There are any number of influences that make their presence felt on If You’re Satisfied, but for the most part The November Five lean heavily on the early punk chaos of The Stooges, the clever guitar work of New Wave bands like Television and ever so occasionally there’s the odd hint of Joy Division added for flavour. With the band clearly well versed in contemporary musical history, it’s unsurprising that they’ve looked to the past for inspiration. What’s important however is that they’re not so in thrall to the bands that inspire them that they seek to merely ape them, and instead head off in their own direction.
Here We Come opens the album in a fairly muted manner with just a squall of feedback floating over a straight up backbeat and bassline. Vocalist Joe Cribben sounds not unlike Edwyn Collins, as he fires out lyrics about being crushed by some unnamed woman. The song quickly opens up into an adrenaline fuelled rush, and the band appear to have taken their guidance from Sniffin’ Glue in terms of riffs as they batter off a powerful three or four chord hook.
Helicopter follows in similar fashion, with Stooges aggression mingling with New York New Wave to provide a full on assault with a vital pop-sensibility. I Demand changes tack a little as it drowns the obvious pop tones and bathes in waves of fuzzed up guitar. Picking Up The Pieces finds the band stretching themselves a little more and heading into slick rock territory (think Sonic Temple era The Cult), primarily it’s still fairly basic stuff until they hit the mid-section when everything degenerates into a creeping Gothic swamp. From here they head to Good To Be Alive which might well be a cover of a long lost Baby Bird song, with the main vocal apparently torn straight from Stephen Jones’ larynx. Breathe mixes Sex Pistols riffing with Joy Division aesthetics, the melancholy of one influence somehow elevated by the sheer exuberance of the other.

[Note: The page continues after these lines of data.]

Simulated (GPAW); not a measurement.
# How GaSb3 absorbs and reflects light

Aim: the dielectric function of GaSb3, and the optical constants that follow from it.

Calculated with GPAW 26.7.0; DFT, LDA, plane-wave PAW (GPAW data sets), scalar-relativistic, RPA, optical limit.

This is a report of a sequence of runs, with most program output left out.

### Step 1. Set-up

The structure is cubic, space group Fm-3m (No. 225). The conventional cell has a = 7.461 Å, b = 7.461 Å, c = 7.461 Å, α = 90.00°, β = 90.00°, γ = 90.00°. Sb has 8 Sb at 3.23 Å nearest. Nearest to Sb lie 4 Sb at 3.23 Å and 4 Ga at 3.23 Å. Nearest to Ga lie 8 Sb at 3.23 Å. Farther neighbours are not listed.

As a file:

Good Cop Bad Cop features a button downed riff and a fantastic muscular bassline to compliment a lyric about police brutality. It might not be complex, but it doesn’t need to be as it swaggers through the verses like a street walking cheetah with a heart full of napalm. Closing the album is Reach Out which is at odds with almost everything else on the album A delicate, slinky affair, Cribben gets a touch of the Jim Morrison blues as he goes walking through the flames as the band keep things smouldering on the down low.
The November Fire might not be doing anything particularly new or groundbreaking, but they’ve produced an album that basks in the heady excitement of rock and roll and being a bit of a smart arse, which is about as good as it gets. Certainly it is not perfect, but then if we were totally satisfied, we’d be dead, and last time we checked, we had a pulse.